The risk of further rupee weakness in the context of a euroquake causes GREED & fear to reduce the overweight in India in the Asia Pacific ex-Japan relative-return portfolio by two percentage points by increasing the weighting in China to an overweight.
The bad news is a lack of action so far in what is probably the biggest infrastructure issue in India right now. That is the lack of progress on
energy. Thus, as one speaker told Forum attendees this week, energy consumption is growing at a rate of 6-7% annualised whereas domestic sources of energy are growing at a rate of only 2.5-3%, resulting in a continued reliance on imported energy.

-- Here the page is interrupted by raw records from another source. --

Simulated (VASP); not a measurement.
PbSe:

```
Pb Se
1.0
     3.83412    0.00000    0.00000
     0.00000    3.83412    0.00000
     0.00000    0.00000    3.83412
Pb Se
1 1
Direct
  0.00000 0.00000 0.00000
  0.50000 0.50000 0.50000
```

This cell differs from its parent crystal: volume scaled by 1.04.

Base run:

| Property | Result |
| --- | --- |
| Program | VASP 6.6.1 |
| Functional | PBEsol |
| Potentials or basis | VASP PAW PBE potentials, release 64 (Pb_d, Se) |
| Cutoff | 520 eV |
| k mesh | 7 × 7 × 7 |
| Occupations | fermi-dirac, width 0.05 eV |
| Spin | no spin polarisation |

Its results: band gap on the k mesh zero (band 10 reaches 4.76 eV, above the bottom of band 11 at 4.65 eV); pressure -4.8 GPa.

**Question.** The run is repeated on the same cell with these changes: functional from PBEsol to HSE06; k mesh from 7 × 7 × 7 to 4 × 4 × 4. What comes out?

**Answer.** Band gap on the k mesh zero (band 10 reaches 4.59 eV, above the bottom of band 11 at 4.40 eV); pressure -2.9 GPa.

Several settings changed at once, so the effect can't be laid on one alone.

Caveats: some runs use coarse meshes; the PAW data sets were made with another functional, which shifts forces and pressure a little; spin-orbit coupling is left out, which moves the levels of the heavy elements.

The main explanation for this deficiency is the lack of the necessary incentives for private capital given that the cost of coal and natural gas within India is still about half world prices. The power issue is, therefore, a growing constraint on growth. GREED & fear assumes, as is
traditionally the case in India, that the more media noise generated on this issue the more likely action will be forthcoming. Still for now it is not really possible to point to dramatic concrete action taken. Indeed the most effective GREED & fear has been made aware of this
week has again been an initiative by the RBI, which in September told the banking sector to stop lending to loss-making state electricity boards (SEBs) unless they raised tariffs. The purpose of this move is to put pressure on the state governments either to provide more
funding for the SEBs out of their own budget – remember India is a federal system – or to raise prices.
If the above are the issues, they are also largely reflected in the stock market. Consumption stocks have performed dramatically better than the likes of bank stocks or infrastructure plays during the course of the 20-month-long monetary tightening cycle. Thus, the BSE Consumer
Durables Index and the BSE FMCG Index have risen by 46% and 48% respectively since the end of March 2010 following the first interest rate hike, while the BSE Bankex Index and the CNX Infrastructure Index are down 2% and 27% over the same period. This reflects both the buoyant rural economy, courtesy of rising income growth, as well as the weakness in investment and related concerns about NPL risk in the infrastructure lending area, most particularly again in the energy sector.
The investment-driven infrastructure story will kick in again, with the only question when. For this remains one of the world's best growth stories on a 20-30 year view. It is so good precisely because India spent so little on infrastructure in the 50 years following independence with infrastructure spending running at only 3% of GDP in 1990 compared with the average of 7% of GDP since 2007.
The other point about India is that the stubborn inflationary pressures entrenched in the past two years are fundamentally a function of growth, and especially income growth. That sellers of consumer goods at the mass market level have the power to raise prices reflects the ability to pay for these goods. Thus, GREED & fear heard this week that the cost of infant food is rising by around 30% a year, which helps explain the share price chart of Nestle of India.
This is the opposite of the trend seen in the Western world when pricing power is only really enjoyed by people selling goods to the rich, or increasingly the very rich.
CLSA's Mumbai office forecasts that gross NPLs of the Indian banking sector will rise from 2.5% of total loans at the end of FY11 to 3.9% at the end of FY14.
However, in the recent cycle there is a significant divergence in the growth of NPL provisions between state-owned banks and private banks. On the same related theme, it is interesting to note that for the first time ever HDFC Bank overtook State Bank of India on Tuesday as the largest bank in India in terms of market capitalisation. Thus, the market capitalisation of HDFC Bank was Rs1.105tn on Tuesday,
compared with SBI's Rs1.098tn. Meanwhile, the market share of public sector banks has fallen significantly over the past two decades, declining from 92% in FY89 to a still large 74% in FY11. This is why the growth story for private sector banks remains compelling.
This is the reason why a weighting in Indian bank is maintained in the long-only Asia ex-Japan portfolio as it has been since the inception of the portfolio at the end of 3Q02. On this point, Indian banks have outperformed both the MSCI India Index and the MSCI AC Asia-Pacific ex-Japan regional benchmark index by a significant amount during this period. Thus, the BSE Bankex Index has risen by 721% in US dollar terms since the end of 3Q02, while the MSCI India Index and the MSCI AC Asia Pacific ex-Japan Index are up 381% and 175% respectively over the same period.